Search code examples
prometheuspromql

How Prometheus subquery notation works?


I am getting confused about how the subquery notation in prometheus (like [5m:1m]) is aggregating data. I know when I mention range selector as this [5m], it aggregates every data point in each 5 minute window. But when I plot graphs for [5m:1m], it shows entire different set of data and I do not know how it got there. The queries I am using are

sum_over_time(metric_name{labelName="label"}[5m])
sum_over_time(metric_name{labelName="label"}[5m:1m])

How these 2 are different and how do they calculate data?


Solution

  • General use for subqueries

    Subqueries are an inline substitution for recording rules. They behave very similarly, but without actually producing stored metric.

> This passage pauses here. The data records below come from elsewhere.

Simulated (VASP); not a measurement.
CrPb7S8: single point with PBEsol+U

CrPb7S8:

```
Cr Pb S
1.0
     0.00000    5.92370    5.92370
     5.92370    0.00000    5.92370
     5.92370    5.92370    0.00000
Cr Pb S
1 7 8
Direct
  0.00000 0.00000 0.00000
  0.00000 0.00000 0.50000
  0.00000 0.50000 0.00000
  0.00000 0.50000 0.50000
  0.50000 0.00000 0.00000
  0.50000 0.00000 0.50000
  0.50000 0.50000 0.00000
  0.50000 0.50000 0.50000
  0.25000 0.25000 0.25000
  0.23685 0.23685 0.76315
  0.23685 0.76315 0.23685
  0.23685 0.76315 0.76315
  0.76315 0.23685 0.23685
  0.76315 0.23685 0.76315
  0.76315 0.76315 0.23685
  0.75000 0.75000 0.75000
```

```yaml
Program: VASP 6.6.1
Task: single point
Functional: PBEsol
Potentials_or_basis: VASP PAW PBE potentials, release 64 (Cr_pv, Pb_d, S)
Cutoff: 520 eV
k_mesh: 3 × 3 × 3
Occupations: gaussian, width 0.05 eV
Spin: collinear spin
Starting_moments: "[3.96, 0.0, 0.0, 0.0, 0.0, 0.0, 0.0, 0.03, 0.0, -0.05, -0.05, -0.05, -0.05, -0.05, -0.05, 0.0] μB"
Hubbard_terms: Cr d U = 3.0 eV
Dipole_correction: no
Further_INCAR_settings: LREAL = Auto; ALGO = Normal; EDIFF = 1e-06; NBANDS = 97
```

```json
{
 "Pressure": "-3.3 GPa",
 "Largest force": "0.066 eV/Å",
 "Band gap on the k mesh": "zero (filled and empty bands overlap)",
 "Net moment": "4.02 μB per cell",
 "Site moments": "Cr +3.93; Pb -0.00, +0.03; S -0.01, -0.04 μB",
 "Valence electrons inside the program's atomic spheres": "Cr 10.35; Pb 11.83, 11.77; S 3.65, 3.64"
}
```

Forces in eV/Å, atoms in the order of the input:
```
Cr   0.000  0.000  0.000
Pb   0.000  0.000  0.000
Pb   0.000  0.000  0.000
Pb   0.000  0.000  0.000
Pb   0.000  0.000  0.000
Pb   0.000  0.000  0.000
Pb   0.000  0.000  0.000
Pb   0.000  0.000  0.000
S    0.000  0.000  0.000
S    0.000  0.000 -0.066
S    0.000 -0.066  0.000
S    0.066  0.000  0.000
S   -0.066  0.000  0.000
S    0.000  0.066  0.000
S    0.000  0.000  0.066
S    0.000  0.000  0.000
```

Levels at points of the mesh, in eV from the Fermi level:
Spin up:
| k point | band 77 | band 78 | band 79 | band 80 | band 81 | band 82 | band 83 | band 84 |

    So expression like sum_over_time( (<some_query>) [5m:1m]) is equivalent to sum_over_time(instance:some_query_result:resolution[5m]) with evaluation_time set to 1m and recording rule

    - record: instance:some_query_result:resolution
      expr:   <some_query>
    

    in place, where <some_query> is any query returning instant vector results.

    Subqueries in promql are often used as a substitution for range selectors over something other than vector selector. For example, you can use max_over_time(my_metric[2m]), but you cannot use max_over_time( (my_metric + my_other_metric) [2m]): you need to use something like max_over_time( (my_metric + my_other_metric) [2m:1s]) instead.

    Of course, subquery can also be used with simple vector selectors. In that case it behaves as a range selector, but with additional resolution.

    Resolution

    Queries with resolution are executed in the following manner: timeframe is divided into blocks of resolution length, and expression inside of subquery is evaluated at the end if each block. Then results of each evaluation are gathered according to range provided.

    So in your example sum_over_time(metric_name{labelName="label"}[5m:1m]): value of metric_name{labelName="label"} will be taken on each minute, and then put into range of 5 minutes length. This will result in 5 samples, one for each minute, being put into range vector, and later being summed up by sum_over_time.

    A couple important notices:

    1. Evaluation is carried out on the "round" position relation to resolution. So if your resolution is 1m evaluation will take place at every :00 second, if 1d - every day at midnight (UTC), and if 17m - every 17 minutes, with alignment point being 0 by epoch time1.
    2. There is no limitation on relation of range and resolution. You are allowed to use query like sum_over_time(up[1h:1d]), and it will produce interesting, but meaningful results.
    3. Some functions like rate, delta and more are expecting at least two samples being present in provided range vector. Thus queries like rate(metric[1m:1m]) will not yield any results, and something like rate(metric[1m:57s]) will result in noncontinuous graph. Demo.

    1 : not sure if it's officially guaranteed, as I haven't seen such in documentation, but this is how Prometheus is factually carrying out resolution (and evaluation of recording rules) and I don't see any reason for this to change in future.